Pytorch's Tutorial on Neural Style Transfer has drastically different results than the original paper

I also posted this on github.

Following the official tutorial on van Gogh’s Starry Night produces the results below. I’ve included the results from the original paper for comparison. The notebook that generated these plots can be viewed here.

The original paper used Caffe’s pre-trained VGG19 network, which has a few differences:

  1. The pixels are in the range of [0, 255] (Pytorch’s was trained in the range of [0, 1])
  2. The color channels are in the order BGR (Pytorch’s is in the order of RGB)
  3. The method of normalization is different.

Despite these differences, I would expect to see results that are closer to the original paper. What else could be causing such a large difference in results?

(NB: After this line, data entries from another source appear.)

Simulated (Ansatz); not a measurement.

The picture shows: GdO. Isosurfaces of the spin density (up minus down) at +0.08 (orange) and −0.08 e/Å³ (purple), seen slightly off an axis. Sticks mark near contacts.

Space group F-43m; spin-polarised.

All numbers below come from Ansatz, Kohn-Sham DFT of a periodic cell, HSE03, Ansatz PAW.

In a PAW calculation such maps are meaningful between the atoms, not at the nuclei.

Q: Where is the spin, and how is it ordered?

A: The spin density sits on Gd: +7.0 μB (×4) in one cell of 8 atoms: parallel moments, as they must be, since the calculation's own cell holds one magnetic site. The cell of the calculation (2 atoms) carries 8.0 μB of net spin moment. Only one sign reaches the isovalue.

I would assume it has to do with hyperparameters and most importantly the learning rate and following the notation from the original paper the alpha and beta parameter to emphasize how much of the total loss comes from the style loss vs the content loss. I also think you could perhaps try out initializing with the content image (instead of a random image) and see if that helps. Let us know how it goes

The images above come from Figure 1 of the original paper, which applied back-propagation to a noisy image to capture the style alone (the content loss weight being effectively 0). I have also tried learning rates in the range [1e-05, 1e03] and gotten similar results.

If I load the caffe model, switch the method of normalization, and follow this same process, I get results that are comparable to the original paper.